Epic theatre (Шаблон:Lang-de) is a theatrical movement that arose in the early to mid-20th century from the theories and practice of a number of theatre practitioners who responded to the political climate of the time through the creation of new political dramas. Epic theatre is not meant to refer to the scale or the scope of the work, but rather to the form that it takes.[1] Epic theatre emphasizes the audience's perspective and reaction to the piece through a variety of techniques that deliberately cause them to individually engage in a different way.[2] The purpose of epic theatre is not to encourage an audience to suspend their disbelief, but rather to force them to see their world as it is.

History

The term "epic theatre" comes from Erwin Piscator who coined it during his first year as director of Berlin's Volksbühne (1924–27).[3] Piscator aimed to encourage playwrights to address issues related to "contemporary existence." This new subject matter would then be staged by means of documentary effects, audience interaction, and strategies to cultivate an objective response.[4] Epic theatre incorporates a mode of acting that utilises what Brecht calls gestus. One of Brecht's most-important aesthetic innovations prioritised function over the sterile dichotomous opposition between form and content.[5] Epic theatre and its many forms is a response to Richard Wagner's idea of "Gesamtkunstwerk", or "total artwork", which intends each piece of art to be composed of other art forms.[6][7] Since epic theatre is so focused on the specific relationship between form and content, these two ideas contradict each other, despite the fact that Brecht was heavily influenced by Wagner. Brecht discussed the priorities and approach of epic theatre in his work "A Short Organum for the Theatre".[8] Although many of the concepts and practices involved in Brechtian epic theatre had been around for years, even centuries, Brecht unified them, developed the approach, and popularised it.

Near the end of his career, Brecht preferred the term "dialectical theatre" to describe the kind of theatre he pioneered. From his later perspective, the term "epic theatre" had become too formal a concept to be of use anymore. According to Manfred Wekwerth, one of Brecht's directors at the Berliner Ensemble at the time, the term refers to the "'dialecticising' of events" that this approach to theatre-making produces.[9]
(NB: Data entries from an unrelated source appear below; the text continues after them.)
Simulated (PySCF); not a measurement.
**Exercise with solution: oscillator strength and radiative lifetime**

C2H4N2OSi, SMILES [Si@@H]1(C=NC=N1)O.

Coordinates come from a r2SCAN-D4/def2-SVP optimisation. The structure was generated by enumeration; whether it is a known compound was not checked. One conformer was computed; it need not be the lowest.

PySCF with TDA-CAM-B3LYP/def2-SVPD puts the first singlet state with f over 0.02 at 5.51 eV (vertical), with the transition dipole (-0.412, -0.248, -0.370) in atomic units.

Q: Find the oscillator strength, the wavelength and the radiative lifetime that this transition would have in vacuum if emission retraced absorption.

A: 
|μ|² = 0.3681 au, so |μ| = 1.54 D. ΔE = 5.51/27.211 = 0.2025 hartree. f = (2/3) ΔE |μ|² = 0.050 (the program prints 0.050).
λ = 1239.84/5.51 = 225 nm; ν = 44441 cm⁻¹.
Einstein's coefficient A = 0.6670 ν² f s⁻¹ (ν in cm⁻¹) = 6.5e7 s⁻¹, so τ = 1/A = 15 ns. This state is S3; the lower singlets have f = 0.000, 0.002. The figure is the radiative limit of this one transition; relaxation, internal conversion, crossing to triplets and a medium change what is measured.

Epic theatre is distinct from other forms of theatre, particularly the early naturalistic approach and later "psychological realism" developed by Konstantin Stanislavski. Like Stanislavski, Brecht disliked the shallow spectacle, manipulative plots, and heightened emotion of melodrama; but where Stanislavski attempted to engender real human behaviour in acting through the techniques of Stanislavski's system and to absorb the audience completely in the fictional world of the play, Brecht saw this type of theatre as escapist. Brecht's own social and political focus was distinct, too, from surrealism and the Theatre of Cruelty, as developed in the writings and dramaturgy of Antonin Artaud, who sought to affect audiences viscerally, psychologically, physically, and irrationally. While both produced 'shock' in the audience, epic theatre practices would also include a subsequent moment of understanding and comprehension.

Techniques

Verfremdungseffekt

While not invented by Brecht, the Verfremdungseffekt, known in English as the "estrangement effect" or the "alienation effect", was made popular by Brecht and is one of the most significant characteristics of epic theatre.[10]

Some of the ways the Verfremdungseffekt can be achieved is by having actors play multiple characters, rearrange the set in full view of the audience, and "break the fourth wall" by speaking to the audience. The use of a narrator in The Caucasian Chalk Circle is another example of Verfremdungseffekt at work.[2] Lighting can also be used to emulate the effect. For example, flooding the theatre with bright lights (not just the stage) and placing lighting equipment on stage can encourage the audience to fully acknowledge that the production is merely a production instead of reality.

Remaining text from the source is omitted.